Ever since the 1940s, the majestic Palais des Papes in the southern French city of Avignon has played a key part in an arts festival. It provides the backdrop for a festival, which takes over the entire town with performances on the streets and in every other available space to bring both new and unknown art to the masses. It attracts thousands of visitors who flock to Avignon for its ambience, its sunny weather and its wonderful sets to see some great theatre.
The Palais des Papes in the historic city of Avignon is a setting that attracts millions of visitors every year – it’s one of France’s most visited attractions and a UNESCO World Heritage Site. In the early 1940s, after a successful art exhibition in the main courtyard outside the palace, Jean Vilar, an actor, theatre director and future founder, was asked to put on a play. He suggested Shakespeare’s Richard II, which wasn’t very well-known in France at the time, as well as two others. And so, the first festival began in 1947 as a way of showcasing unknown or modern pieces.
After its initial success, the festival began gaining traction as the place for exciting showcases. It has taken place every year and increasingly attracted hundreds of visitors to Avignon during the month of July when it takes place. The whole town succumbs to festival fever. Vilar directed the festival until his death in 1971. The festival is designed to be a meeting of minds between mainstream works and alternative, niche art. As the festival takes place in Avignon, in the south of France, much of the work is performed outside, so it’s also declared a state of mind as much as a festival. It’s an open-air forum where people watch together, share experiences and talk about the work together afterwards.
Each year, about 50 pieces of work are showcased in the mainstream part of the festival. The committee is taken very seriously and is made up of national and governmental figures and well-known theatre directors and artists. The main performances are still held in the grand and imposing courtyard of the Palais des Papes – laid out in the 14th century, it is the largest medieval gothic palace in the world. Overall, there are about 20 locations that are used in addition to the Popes’ Palace and nearly 150,000 tickets are sold.
This is the fringe part, so to speak, where more niche or lesser-known performers appear. It is organised by a separate strand of the festival, a non-profit organisation, which organises the performances in musical theatres, schools, community spaces and on the street. The OFF part started as a spontaneous alternative to the main festival but is now culturally recognised in the landscape and an accepted, important part of the festival. In 2016, over 1,000 independent companies performed over 1,416 shows.
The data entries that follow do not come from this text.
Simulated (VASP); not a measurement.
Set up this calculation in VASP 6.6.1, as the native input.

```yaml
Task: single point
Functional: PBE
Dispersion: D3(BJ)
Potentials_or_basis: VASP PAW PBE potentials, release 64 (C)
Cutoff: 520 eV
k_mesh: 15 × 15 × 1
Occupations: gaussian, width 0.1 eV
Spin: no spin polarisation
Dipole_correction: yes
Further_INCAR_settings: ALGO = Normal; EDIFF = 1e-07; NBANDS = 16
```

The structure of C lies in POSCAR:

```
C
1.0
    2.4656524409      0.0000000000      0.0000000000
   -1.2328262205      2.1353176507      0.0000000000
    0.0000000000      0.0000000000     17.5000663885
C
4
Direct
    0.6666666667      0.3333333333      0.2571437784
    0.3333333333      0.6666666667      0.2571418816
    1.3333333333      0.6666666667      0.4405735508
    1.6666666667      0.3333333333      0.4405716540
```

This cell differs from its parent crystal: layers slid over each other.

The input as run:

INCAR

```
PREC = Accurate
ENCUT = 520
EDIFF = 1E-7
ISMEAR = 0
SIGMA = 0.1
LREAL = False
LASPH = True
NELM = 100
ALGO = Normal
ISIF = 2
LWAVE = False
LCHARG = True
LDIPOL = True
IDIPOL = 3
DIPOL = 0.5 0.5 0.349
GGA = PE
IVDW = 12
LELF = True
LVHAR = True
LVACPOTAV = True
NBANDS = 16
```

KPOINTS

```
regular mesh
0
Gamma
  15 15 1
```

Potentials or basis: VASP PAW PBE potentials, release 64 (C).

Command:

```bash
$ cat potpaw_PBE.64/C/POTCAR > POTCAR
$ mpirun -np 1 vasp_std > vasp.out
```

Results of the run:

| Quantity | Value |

The title for the 2018 Avignon Festival is ‘La culture, une antidote au terrorisme ambiant’ (culture as an antidote to terrorism). It will focus on the themes of identity and sexuality in France and in the world as a whole. It investigates how society separates people from each other and heavily features the Arabic community, as it did the year before in 2017. Several high profile Arabic artists will be featured, including Amir Reza Koohestani in Retour, a piece about how parents speak about Iranian society to their children and Mama by Egyptian Ahmed El Attar, which poses the question of how mothers give birth to machismo in their children. The Avignon Festival takes place in 2018 between July 6th and July 24th.